#chetanpatil – Chetan Arvind Patil

The Semiconductor Shift Toward Processor-In-Memory And Processing-Near-Memory

Image Generated Using Nano Banana


Reliance Of AI And Data Workloads On Computer Architecture

AI and modern data workloads have transformed how we think about computing systems. Traditional processors were designed for sequential tasks and moderate data movement. Today’s AI models work with enormous datasets and large numbers of parameters that must move constantly between memory and compute units. This movement introduces delays and consumes significant energy. As a result, memory bandwidth and the distance to the data have become major performance bottlenecks.

Graphics processors, tensor accelerators, and custom architectures try to address these issues by increasing parallelism. Yet, parallel computing alone cannot solve the challenge if data cannot reach the compute units fast enough. The cost of moving data inside a system is now often higher than the cost of the computation itself.

This places the spotlight on the relationship between compute location, memory hierarchy, and data flow. As models grow in size and applications demand faster responses, the gap between processor speed and memory access continues to widen.
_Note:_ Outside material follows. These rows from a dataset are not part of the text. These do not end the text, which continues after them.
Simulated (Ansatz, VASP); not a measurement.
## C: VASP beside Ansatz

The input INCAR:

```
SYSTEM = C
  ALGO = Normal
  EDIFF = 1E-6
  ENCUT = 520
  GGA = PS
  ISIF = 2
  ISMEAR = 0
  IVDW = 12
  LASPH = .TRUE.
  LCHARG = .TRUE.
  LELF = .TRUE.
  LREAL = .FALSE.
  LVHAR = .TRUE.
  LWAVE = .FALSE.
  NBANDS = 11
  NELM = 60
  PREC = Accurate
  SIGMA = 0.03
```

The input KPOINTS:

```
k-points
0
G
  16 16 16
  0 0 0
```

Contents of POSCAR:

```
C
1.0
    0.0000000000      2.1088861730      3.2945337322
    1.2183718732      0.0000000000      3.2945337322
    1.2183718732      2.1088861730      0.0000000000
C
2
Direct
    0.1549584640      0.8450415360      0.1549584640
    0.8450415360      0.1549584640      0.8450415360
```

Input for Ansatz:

The computing industry often refers to this as the memory wall. When AI tasks require moving gigabytes of data per operation, each additional millimeter of distance within a chip or package matters. To break this pattern, new approaches look at placing compute engines closer to where data is stored.

This shift has sparked interest in Processor In-Memory and Processing Near-Memory solutions.

Instead of pulling data along long paths, the system reorganizes itself so that computation occurs either within the memory arrays or very close to them. This architectural change aims to reduce latency, cut energy use, and support the growing scale of AI workloads.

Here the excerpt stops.